Lack of supply held back German logistics investment in 2019 - report

The German industrial and logistics real estate investment market achieved the third best annual results on record in 2019, despite supply shortages hampering deal volumes, Colliers International found.

Investors ploughed €6.6 bn into the asset class, achieving gross prime yields of just over 4%, and with deals worth more than €100 mln boosting market results.

However, 2019 lagged behind the preceding two years, including the record year for volumes in 2017 (€8.7 bn) and 2018 (€6.8 bn).

Industrial and logistics was also again the third biggest asset class in German real estate, with a market share of more than 9%.

Colliers found almost the same amount of capital was invested in Q4 2019 as in Q1 and Q2 combined (Q4 2019: €2.3 bn, or 35%). The advisor said results would have been even better had more product been available.

More deals exceeding €100 mln were carried out in 2019 compared to previous years, particularly in the final three months. These accounted for €3.3 bn - roughly half of total annual transaction volume.

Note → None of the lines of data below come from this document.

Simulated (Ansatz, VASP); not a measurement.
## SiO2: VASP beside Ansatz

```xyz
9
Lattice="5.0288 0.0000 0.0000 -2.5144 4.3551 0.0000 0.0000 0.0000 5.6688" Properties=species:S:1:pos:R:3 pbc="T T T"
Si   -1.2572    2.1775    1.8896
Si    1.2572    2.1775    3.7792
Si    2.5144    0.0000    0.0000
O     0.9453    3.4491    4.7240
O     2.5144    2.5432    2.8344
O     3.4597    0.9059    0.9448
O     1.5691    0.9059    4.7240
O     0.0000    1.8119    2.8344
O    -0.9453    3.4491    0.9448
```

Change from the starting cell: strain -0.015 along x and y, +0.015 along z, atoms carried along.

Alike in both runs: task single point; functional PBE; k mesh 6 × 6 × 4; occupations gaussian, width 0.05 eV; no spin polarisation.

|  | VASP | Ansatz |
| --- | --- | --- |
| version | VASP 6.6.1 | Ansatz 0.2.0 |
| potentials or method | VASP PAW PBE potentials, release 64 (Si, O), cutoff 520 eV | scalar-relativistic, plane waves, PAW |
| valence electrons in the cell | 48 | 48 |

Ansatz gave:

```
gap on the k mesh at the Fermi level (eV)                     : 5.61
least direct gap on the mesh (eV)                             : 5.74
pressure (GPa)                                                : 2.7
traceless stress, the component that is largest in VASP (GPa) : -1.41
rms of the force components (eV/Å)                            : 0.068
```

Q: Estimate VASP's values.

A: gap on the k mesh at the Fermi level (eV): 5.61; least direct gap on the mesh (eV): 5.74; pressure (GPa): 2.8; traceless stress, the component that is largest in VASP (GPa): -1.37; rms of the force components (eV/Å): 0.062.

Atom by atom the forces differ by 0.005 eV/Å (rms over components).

Foreign investors were also active in the German market, investing around €4 bn in logistics and industrial assets. This reflects a 60% market share, up 13 percentage points year-on-year. Asian investors such as Frasers and GIC (Maximus portfolio) accounted for €1.6 bn alone. UK investors (roughly €1.1 bn) and US investors (€981 mln) were also active.

‘High-quality assets featuring long-term leases and low-risk tenants have become quite rare on the German market,’ said Hubert Reck, head of industrial & logistics, Stuttgart.

‘Intense competition for these assets is having a significant impact on the market. Demand for logistics space is quite high at the moment and even investors with less experience are increasingly starting to venture into this asset class. This trend will significantly boost purchase prices with multipliers following suit.’